Estimates for depletion of native forests are not available. However, given the value of native forests on the national balance sheet is $3b compared with $377b for subsoil assets, it is expected that depletion will have a relatively insignificant effect on the overall value of natural resources. This is premised on a narrow economic view that does not account for damage to intrinsic non-monetary values such as ecosystem services, biodiversity and aesthetic/recreational values.
ADJUSTING THE AUSTRALIAN NATIONAL ACCOUNTS
There is currently an asymmetry in the Australian national accounts between the treatment of produced assets such as buildings, and plant and natural (non-produced) assets. Depreciation of produced assets (termed consumption of fixed capital (COFC) in the national accounts) is deducted to derive the various 'net' income measures in the national accounts such as net domestic product (NDP), net operating surplus (NOS), net national income and net saving. No such deduction is made for natural assets when they are used up or degraded as a result of economic activity. The net measures thus fall short of being sustainable concepts of income, although they are superior to the various 'gross' measures in the Australian national accounts in this respect.

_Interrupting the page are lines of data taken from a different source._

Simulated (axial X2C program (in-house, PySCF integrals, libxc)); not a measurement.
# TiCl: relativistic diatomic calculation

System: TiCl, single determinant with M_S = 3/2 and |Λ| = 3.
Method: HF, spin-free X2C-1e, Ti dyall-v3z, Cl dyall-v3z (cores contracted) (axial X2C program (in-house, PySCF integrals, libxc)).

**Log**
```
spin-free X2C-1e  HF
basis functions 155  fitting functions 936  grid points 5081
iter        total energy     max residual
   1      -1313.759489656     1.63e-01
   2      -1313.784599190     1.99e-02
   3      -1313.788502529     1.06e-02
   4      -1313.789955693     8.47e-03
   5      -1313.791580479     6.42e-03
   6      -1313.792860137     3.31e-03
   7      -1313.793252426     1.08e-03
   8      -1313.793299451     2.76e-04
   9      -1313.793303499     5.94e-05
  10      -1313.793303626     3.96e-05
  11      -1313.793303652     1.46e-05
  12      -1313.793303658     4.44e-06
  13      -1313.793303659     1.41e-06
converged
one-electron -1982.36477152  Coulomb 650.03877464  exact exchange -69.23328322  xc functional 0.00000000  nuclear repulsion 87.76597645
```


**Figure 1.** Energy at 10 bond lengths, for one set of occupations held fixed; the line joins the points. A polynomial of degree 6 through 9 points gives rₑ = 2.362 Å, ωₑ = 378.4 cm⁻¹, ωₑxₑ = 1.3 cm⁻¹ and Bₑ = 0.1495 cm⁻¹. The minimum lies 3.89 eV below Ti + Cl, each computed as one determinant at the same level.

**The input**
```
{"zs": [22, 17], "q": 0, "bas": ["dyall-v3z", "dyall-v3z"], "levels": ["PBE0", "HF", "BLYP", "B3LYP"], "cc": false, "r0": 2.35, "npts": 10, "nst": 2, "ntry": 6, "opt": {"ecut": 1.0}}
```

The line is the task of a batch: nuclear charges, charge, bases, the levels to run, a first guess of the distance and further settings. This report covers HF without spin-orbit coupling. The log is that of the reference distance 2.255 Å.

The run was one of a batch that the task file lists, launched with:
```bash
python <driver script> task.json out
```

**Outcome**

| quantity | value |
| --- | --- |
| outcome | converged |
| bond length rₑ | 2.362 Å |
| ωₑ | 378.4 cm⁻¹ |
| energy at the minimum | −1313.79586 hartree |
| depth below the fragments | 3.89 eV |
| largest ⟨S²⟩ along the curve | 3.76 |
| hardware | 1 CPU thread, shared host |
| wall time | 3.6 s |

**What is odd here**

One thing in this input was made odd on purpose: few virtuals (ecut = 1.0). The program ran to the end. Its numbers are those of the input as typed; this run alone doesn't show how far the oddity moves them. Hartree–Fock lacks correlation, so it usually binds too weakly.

The experimental estimates derived for the value of depletions and discoveries of subsoil assets and the degradation of agricultural land are indicative of adjustments that could be made to the national accounts in the context of a satellite account and are shown in table 24.33. Depletion adjustments unambiguously lower the net values. If the value of discoveries is included in income in place of the value of mineral exploration, the net effect of that adjustment can be positive or negative.
The net saving levels are changed by the same amount as for NOS, but the nation's net lending position is left unchanged.
Adjusting the Australian national accounts for depletion and additions of subsoil assets also affects growth rates, which may increase or decrease. As table 24.34 shows, the adjustments have the biggest impact on both NDP and NOS in 2001-02 and 2002-03, due to the high value of subsoil asset additions in 2001-02, followed by the low (negative) value of subsoil additions in 2002-03.